Good Morning, Everyone!
This morning as I sit here with my coffee and attempt to wake up enough to really open my eyeballs, I look across my dining room table, kitchen counters, and floors and realize to myself, “Your house is disgusting. You need to clean. Like, really clean. Deep clean this bitch.” (I don’t always cuss…but when I do, stuff is getting real.)
Yeah, and how?
I seriously have no idea how I manage to get the basics done every day with a toddler, let alone anything else. I feel oh-so-accomplished when I’m able to get a bed made and some laundry washed these days. I know it won’t last forever because he will only be this little once, and for such a short time. I try so hard to embrace every moment of his tiny life, and we spend nearly all day playing with toys and learning and exploring. But being that I’ve got some pretty severe OCD when it comes to cleaning and organization, I’m in the middle of a meltdown this morning. This disorganization and mess is killing me.

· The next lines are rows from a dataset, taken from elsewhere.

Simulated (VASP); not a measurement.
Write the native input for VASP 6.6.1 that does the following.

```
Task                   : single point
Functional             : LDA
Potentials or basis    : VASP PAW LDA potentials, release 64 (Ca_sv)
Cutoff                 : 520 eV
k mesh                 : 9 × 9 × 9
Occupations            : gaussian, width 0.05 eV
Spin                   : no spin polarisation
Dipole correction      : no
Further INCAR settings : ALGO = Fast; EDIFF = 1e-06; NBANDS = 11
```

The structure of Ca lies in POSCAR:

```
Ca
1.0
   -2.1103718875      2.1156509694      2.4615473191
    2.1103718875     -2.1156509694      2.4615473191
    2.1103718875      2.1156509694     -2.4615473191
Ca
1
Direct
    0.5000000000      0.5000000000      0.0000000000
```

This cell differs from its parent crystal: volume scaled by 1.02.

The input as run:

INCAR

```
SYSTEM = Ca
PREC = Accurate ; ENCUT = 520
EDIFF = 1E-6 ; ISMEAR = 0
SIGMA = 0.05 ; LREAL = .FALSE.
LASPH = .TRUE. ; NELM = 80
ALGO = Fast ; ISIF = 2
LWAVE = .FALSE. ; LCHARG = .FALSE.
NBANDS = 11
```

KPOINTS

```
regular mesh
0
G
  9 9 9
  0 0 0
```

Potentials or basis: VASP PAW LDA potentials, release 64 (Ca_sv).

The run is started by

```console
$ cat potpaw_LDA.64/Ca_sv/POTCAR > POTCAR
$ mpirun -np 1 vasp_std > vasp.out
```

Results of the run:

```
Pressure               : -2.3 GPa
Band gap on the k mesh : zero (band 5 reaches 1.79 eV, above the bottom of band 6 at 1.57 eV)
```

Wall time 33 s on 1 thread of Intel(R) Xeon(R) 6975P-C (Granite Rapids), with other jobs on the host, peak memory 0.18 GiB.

I could clean when he naps, but there’s never truly a set amount of time when he goes down for his daily nap – that is, if I can get him to these days. Lately he’s been doing everything possible to fight nap time. Ah, the 17 month old stage. And normally, I spend that time cooking and doing the bare minimum basics.
And have you noticed how absolutely pointless it is to clean with a toddler in the house? Forgeddaboudit. This child is akin to a hurricane. He watches and waits for me to clean something, and then blows through without warning, terrorizing everything in his path at Cat 5 strength, leaving a bigger mess than the one I had just cleaned before it. He’s lucky he’s the cutest baby ever and that I love him so much. Gosh, do I love him. He’s my heart.
I really think its time to hire a maid. I’m so serious. Because this messy nonsense isn’t gonna cut it anymore. I never believed in maids or hiring help for cleaning. I always thought that was the lady of the house’s job; that I could be superwoman and get it all done. I humbly recant that thought and realize that sometimes, help is okay. I need it. Gonna talk to the husband this weekend about it.
As for now, I will do my best to whip the aftermath of Hurricane Richi into shape. Anyone else struggle with finding time to clean with a toddler? I want to hear about it. Have any tips? Give me tips! All of them!
I seriously don’t know how I ever did it with 2 toddlers under 2 at one point in time. Oh, Lord!